By Michael Barris in New York | China Daily | Updated: 2013-12-18 11:12

General Motors Co's departing CEO predicts "one or two global Chinese champions" will begin to snatch market share from American automakers in "20 to 30 years".

"It's only a matter of time," Daniel Akerson told a National Press Club luncheon in discussing the largest US automaker's investment plans and the state of the auto industry.

China, which overtook the US in 2009 to become the world's largest automotive market by sales, does not export any domestically produced vehicles to North America, with the exception of small trucks and off-road vans such the Wuling Minimax which has GM as a major stakeholder. In 2011, Japan's Honda Motor Co began importing its Fit subcompact car into Canada from a plant in China, but there are no plans to supply dealers in the US with Chinese-made Fits.

Akerson, who will step down Jan 15 and be succeeded by product-development chief Mary Barra, was asked at the Washington luncheon how long he thought it would take "Chinese cars, like Japan entering the marketplace 30 years ago, to capture a share here"?

The former telecom executive, who joined GM in 2010 and pushed the company to double sales in China, replied that he doubted China's leaders "feel the need" to export cars to the US, given China's vast domestic market. Chinese consumers are expected to buy 30 million cars annually by 2020.

Although Japan's arrival in the US in the early 1970s changed the industry, Akerson discouraged comparisons with China's emergence as a global automotive giant, saying the economic landscape today is much different than it was 40 years ago.

"In the next 20 to 30 years there will be one or two global Chinese champions who will come out of the domestic market," Akerson told the press club. "It's only a matter of time."

Akerson's prediction was less optimistic than that aired in July by Hong Su, chief engineer at Changan Motors' US research and development site in Plymouth, Michigan, who told China Daily that China was at least five to 10 years away from selling a car that could meet North American emissions and safety rules.

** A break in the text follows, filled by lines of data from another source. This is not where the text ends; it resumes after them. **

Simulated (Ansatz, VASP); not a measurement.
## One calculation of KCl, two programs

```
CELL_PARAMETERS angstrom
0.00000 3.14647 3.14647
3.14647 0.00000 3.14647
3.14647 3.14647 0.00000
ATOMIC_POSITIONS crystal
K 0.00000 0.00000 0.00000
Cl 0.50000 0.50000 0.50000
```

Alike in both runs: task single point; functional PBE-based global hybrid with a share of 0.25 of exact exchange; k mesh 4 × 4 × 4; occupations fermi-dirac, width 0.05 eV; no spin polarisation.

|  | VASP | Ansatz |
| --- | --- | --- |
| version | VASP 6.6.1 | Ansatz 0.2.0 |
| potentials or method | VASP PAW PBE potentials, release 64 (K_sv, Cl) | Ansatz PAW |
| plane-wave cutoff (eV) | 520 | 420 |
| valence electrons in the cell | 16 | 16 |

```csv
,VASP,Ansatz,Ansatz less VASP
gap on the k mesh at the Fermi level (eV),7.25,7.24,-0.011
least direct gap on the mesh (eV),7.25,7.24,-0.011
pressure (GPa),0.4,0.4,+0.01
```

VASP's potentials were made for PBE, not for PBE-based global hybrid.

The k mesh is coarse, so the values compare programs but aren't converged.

In his speech, Akerson celebrated the end of the US government's ownership of GM and announced it was putting $1.3 billion into plants in Michigan, Indiana and Ohio. He warned his colleagues not to slip back into old habits that led the company into bankruptcy, citing employee pension plans that GM allowed to become underfunded, the company's overabundance of vehicle designs and the redundancy that allowed its Chevrolet division to employ more than 70 advertising agencies worldwide.

Last week, the US Treasury Department announced that it sold the last of its shares in GM, pinning the final cost of the taxpayer-led bailout at about $10.5 billion.